Importing Data

The first thing you need to do is read in the data. To read in comma separated value (csv) data, we need to use one of two commands (which we saw in the previous lab):

read.csv()
read_csv()

In the parentheses we can call the url online where the file is or specify the filepath where the file is. the readr package using read_csv() is very useful for big csv files or for doing it more quickly (along with greater customization).

You should go through the following process:

Download the Excel file labor_force_participation.xls from the following url:https://drive.google.com/file/d/0B9jjwkjdUJU7R2hXVGtvTEZmLVU/view?usp=sharing

And then… either

Open the file in MS Excel and save the file as a .csv file.
Import the data by assigning a name to the object, e.g. Participation <-read.csv(YOUR FILE PATH HERE) (notice how, because we are creating a data table, we have started it with an uppercase letter).

Here’s an example of how you might read in the .csv file:

Participation <- read.csv("../more/labor_force_participation.csv")

Alternatively, we can use

Participation <- read_csv("../more/labor_force_participation.csv", 
                          col_types = cols(date = col_date(format = "%Y/%m/%d"), 
                                           male = col_double(),
                                           female = col_double()), 
                          col_names = TRUE
                          )

OR… you can read the data in with the readxl() command from the tidyverse. Note: you may need to install readxl (install it using install.packages("readxl"))

library(readxl)
ParticipationXL <- read_excel("../more/labor_force_participation.xls")

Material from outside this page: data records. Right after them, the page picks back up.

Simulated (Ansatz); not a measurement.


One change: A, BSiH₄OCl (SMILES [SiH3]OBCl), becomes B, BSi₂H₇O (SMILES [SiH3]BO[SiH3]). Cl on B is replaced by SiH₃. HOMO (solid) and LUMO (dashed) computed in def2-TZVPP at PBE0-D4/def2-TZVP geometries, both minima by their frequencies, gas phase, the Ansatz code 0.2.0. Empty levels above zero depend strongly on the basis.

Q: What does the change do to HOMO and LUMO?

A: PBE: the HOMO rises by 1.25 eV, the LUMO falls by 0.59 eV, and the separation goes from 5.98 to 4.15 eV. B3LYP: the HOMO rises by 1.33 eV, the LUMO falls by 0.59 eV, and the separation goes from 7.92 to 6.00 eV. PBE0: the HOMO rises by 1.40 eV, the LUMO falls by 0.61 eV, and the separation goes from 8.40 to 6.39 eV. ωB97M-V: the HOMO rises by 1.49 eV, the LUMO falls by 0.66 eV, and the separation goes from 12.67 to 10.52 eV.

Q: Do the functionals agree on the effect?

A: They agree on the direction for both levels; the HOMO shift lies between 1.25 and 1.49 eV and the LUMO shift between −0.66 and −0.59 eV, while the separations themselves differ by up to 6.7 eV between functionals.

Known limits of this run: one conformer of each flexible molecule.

Remember: If you have the csv/Excel file in the same folder as your R Markdown file, then you don’t need to specify the folders ../more and so on, you could just have: ParticipationXL <- read_excel("labor_force_participation.xls").

Getting R to see Dates

Remember that R needs to be told a variable is a date. We shall solve it using the function mutate as we did previously:

Participation <- 
  Participation %>%
  mutate(date = as.Date(date))

We shall use the data to create a variety of graphs using the command ggplot. At the end of the lab, you’ll see that you can also create a graph that look startlingly similar to the one created by the Federal Reserve Bank. That’ll be more than what you need to learn for now, but it’s important to see to understand the power of R.

Generating a Line Graph

Let’s use these data to create two graphs, one for each of men and women. You can use many commands to generate graphs in R, but we shall use the ggplot command. If you want to search for help, you need to look for “ggplot2” because an old version of ggplot existed. Remember to look for help simply put a question mark ? in front of a command’s name, e.g. ?ggplot2.

To generate a graph in ggplot you first need to tell R what data you want to use. We shall do this by putting the data on a line before we call on the ggplot command and we shall follow the name of the data with the following symbol: %>%. Remember from last week that the %>% symbol is called a pipe in programming, statistics or econometrics. You should read the pipe as saying “Then” or “And then”.

Next we will add in the call to ggplot and tell it that the x-axis maps to a date and that the y-axis maps to a measure of the female participation rate.

You will get an error if you try to knit this in a chunk without the option eval = FALSE in the curly brackets after a comma after {r}, e.g. {r, eval = FALSE}. By including this command you are telling RMarkdown not to evaluate the command as an actual command, but simply to print it. We’re doing it here to add things together step by step.

Participation %>% 
  ggplot(aes(x = date, y = female))

For your reference, the line above would be the equivalent of doing the following:

ggplot(Participation, aes(x = date, y = female))

The commands above won’t do anything yet because we haven’t yet told ggplot what kind of plot we want. We want a line plot. To make a plot we have to specify a kind of geom for ggplot. A geom is a type of object that talks to R and says “Make Me A Line Plot” or “Make Me A Scatter Plot” or “Make Me a Density Plot”. We shall use geom_line as a line graph is the one we want. Check the notes on using ggplot if you want to be sure of this (see the Moodle uploads for these documents or the ggplot cheatsheet under the help menu).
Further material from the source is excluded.